We are in the great monitoring renaissance

#include <std_disclaimer.h>

Someone told me just yesterday that my head was in the clouds. That I was too much of a dreamer about monitoring, but I really disagree. We are in the great business and application monitoring renaissance!

Today, monitoring systems both open source and from leading vendors are simpler to implement and distill better intelligence about application performance than ever before and better capabilities are coming.

There are a pile of vendors that do all or most of the 5 APM dimensions described by Gartner. The future though is different. It’s something more, something with it’s own intuition to help us normal humans manage things well. And it will be more than a system that helps you become aware and address technical performance issues like today’s APM. It will be a system that helps you manage Customer Experience across all channels.

Someday we may have the internet of things (IoT) because everything will be a sensor, but we already have a lot of sensor data for managing business, applications, networks and platforms.

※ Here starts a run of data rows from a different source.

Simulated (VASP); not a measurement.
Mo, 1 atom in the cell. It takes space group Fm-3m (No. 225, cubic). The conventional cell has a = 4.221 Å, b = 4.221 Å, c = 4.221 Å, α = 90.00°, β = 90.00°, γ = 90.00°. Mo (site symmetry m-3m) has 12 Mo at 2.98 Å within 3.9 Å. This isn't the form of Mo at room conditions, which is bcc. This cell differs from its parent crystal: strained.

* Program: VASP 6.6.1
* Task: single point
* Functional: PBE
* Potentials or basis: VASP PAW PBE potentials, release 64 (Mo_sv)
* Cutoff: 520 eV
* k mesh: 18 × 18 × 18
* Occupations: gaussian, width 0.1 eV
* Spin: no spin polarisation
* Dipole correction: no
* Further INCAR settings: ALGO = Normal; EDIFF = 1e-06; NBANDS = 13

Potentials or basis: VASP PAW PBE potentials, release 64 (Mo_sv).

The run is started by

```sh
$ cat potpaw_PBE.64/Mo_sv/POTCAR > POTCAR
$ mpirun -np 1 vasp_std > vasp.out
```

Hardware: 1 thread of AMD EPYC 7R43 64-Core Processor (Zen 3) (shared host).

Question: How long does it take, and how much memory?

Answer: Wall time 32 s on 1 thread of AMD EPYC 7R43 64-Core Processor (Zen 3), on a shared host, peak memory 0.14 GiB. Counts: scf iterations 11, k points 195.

Many organizations already have sensors that collect performance and availability data from:
– synthetic end-user monitoring
– real user monitoring
– algorithm performance
– transaction tracing
– platform monitoring
– network performance monitoring
– database performance
– visitor analytics
– business performance statistics
– events like product releases

The bigger issue is that much of the above sensor data are still looked at in a non-integrated way.

What organizations need are business analytics and performance systems that give us the traditional shareable KPI dashboards with a layer underneath. That statistically powered, machine learning layer that includes analyzing the streams of “big data” coming from all those sensors in real-time, identifying anomalous behavior and correlating other anomalous events all the way from the technical stack, through to the user experience layer, and ending up with business results.

I was told that this is too complex. That it will never be mainstream.

Yes, performing streaming analysis of data in real-time and correlating that across hundreds or thousands of metrics is complex, and so is a fingerprint sensor on a smartphone. It’s ok if something is complex inside as long as the user interaction is not complex. Well designed products take very complex things and make them simple for users to leverage.

This isn’t anything as futuristic as AI. In fact, to me this seems like the maturation of business intelligence systems applied to customer experience. In the beginning there was the data. The data is big and raw and complex and hard to look at. Over the years we turned that data into information. Delivering reports and dashboards that make it easy to understand and ask questions of the data or build dashboards to show KPIs over time. The fulfillment of BI promise is that software systems can help us turn data into information and into knowledge.

That’s really what we are striving for. That our operational systems are smart enough to self-identify anomalous behavior anywhere is the business / technology stack. Machine detected anomalies effectively create a warrant which needs to be triaged before jumping in to action. But isn’t that what we really want from our business monitoring systems.

Tell me when something unusual is happening and provide all the related things that could be causing it.

Just my 2-cents. It doesn’t seem like rocket science to me.